Thursday, May 5, 2011

Summary: From OpenGL and NITE to OpenNI

When we first began this project, we knew nothing about the Kinect.  So, to get started, we followed the instructions on this website to configure our computers to take in data from the Kinect, and render it into a visual representation.  This visual representation relied on OpenGL, GLUT, and NITE.  It gave us pretty pictures (like you saw in our earlier posts) that would show the environment, as well as draw a skeleton on individuals.  This was great, and we thought it was exactly what we needed.  We were able to modify this code so that when the individual was recognized, the code would print the x,y, and z coordinates of the center of mass of each person that the program was tracking (as seen again below).



Again, this was perfect, and we thought our project was almost done before it even started.  Then, we tried to put everything on to the BeagleBoard.

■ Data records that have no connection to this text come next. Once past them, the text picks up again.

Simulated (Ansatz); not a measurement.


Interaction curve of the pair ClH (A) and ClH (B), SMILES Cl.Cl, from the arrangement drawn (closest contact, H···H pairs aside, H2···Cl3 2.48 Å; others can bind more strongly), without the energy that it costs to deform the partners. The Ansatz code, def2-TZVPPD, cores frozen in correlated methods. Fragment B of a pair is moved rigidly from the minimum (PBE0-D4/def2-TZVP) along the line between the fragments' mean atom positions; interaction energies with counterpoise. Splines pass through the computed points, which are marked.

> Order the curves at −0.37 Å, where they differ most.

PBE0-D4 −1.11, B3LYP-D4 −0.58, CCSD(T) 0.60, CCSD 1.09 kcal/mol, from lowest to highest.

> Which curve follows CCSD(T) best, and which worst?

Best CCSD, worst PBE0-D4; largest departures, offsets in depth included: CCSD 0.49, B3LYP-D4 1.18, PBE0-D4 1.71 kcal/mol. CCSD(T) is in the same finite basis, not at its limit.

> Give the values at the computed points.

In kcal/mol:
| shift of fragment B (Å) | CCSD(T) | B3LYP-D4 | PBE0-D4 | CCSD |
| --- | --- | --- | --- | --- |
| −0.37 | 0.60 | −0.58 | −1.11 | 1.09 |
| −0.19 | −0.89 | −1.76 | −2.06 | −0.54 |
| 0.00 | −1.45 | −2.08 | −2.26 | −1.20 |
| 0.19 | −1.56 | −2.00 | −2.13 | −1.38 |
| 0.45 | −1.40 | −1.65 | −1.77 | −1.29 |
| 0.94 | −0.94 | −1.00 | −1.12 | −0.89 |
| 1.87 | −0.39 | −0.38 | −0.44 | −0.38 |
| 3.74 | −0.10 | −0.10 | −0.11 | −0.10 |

Well, to make a long story short, the program that used OpenGL, GLUT, and NITE wouldn't work on the BeagleBoard.  The first problem was that when the program ran, OpenGL had to open a new window (in other words, you would run the program from the terminal, and then another window would open).  It was in this window that it would do all the image rendering, and create the visual representation of what the Kinect was seeing (in the above image, the terminal is on the left with the x, y, and z coordinates, and the new image rendering window is on the right).  Now, the BeagleBoard, when running Ubuntu, is basically a headless terminal.  This means that you can only open terminal windows on it.  You can't open any other type of window.  Thus, if you tried to run the code, it would crash the BeagleBoard.  So, we figured we would just need to change the code so that the extra window wouldn't open.  We used the divide and conquer technique here.  Tim worked on modifying the code so that OpenGL wouldn't open that new window, and Matt worked on configuring NITE to run on the BeagleBoard.

Eventually, after wasting many hours learning the inner-workings of GLUT and NITE respectively, we realized we weren't going to get this program to run on the BeagleBoard.  The OpenGL main loop will not run without opening another window.  You would think this isn't a problem, since OpenGL just handles the image rendering. However, we discovered that the OpenGL also handled some of the skeleton tracking, and thus, without the OpenGL component of the code, the program was useless.  Right around the same time, we realized NITE would not run on the BeagleBoard.  You see, NITE is configured to run on an x86 platform, and thus is not compatible with ARM, the processor on the BeagleBoard.  When it comes to the "trial and error" process, we certainly were trying, and we sure had a lot of error.

So, we scrapped NITE, and went back to our old friend OpenNI.  OpenNI had a C program that would return the z-position of the pixel at the exact center of the Kinect's field of vision (the resolution of the Kinect is 640x480).  So, we took this code and ran with it.  We took this z-data for the exact center, and translated it into robot commands.  Thus, a person would stand exactly in front of the robot in the dead center of its view.  The z-data for the person would then be processed.  If the person was greater than a certain distance away, the robot was told to move towards them.  If the person was less than a certain distance away, the robot would move away from them.  And, if the person was in the "sweet spot" then the robot would remain still.

This code worked well, but it was very basic.  We added to it extensively, writing code to process the z-data, and writing code to translate that data in to robot commands that were then transmitted via ethernet to the robot.  However, we thought that if we stopped there, we wouldn't really be earning our pay.  So, we decided to go a bit further.

We created code that would search for a person, no matter where they were in the field of vision, and would recognize them.  Once they were seen, the robot would turn towards them until they were directly in front of the robot, while simultaneously moving closer or farther from the person.

To do this, we created our own code based off of the "middle of the screen z data code."  We broke the Kinect's field of vision in to grids.  The code then cycles through these grids, and gets the z data for whatever is in each grid.  This z data corresponds to the distance between the robot and whatever is in the frame.  Our initial code is only for an obstacle free environment, so we work under the assumption that whatever is closest to the robot is the human target.  So, the code cycles through the grids, and stores the z value for each.  Whichever z value is the smallest is determined to be the target, and the robot turns to get that target in its center of vision (in the y plane).  As the robot turns, it also moves closer or farther from the target, until the robot is about four feet away (in the z plane).

And thus, you have it.  Future work for this code will include improving the robot's reaction time and adding on PD control.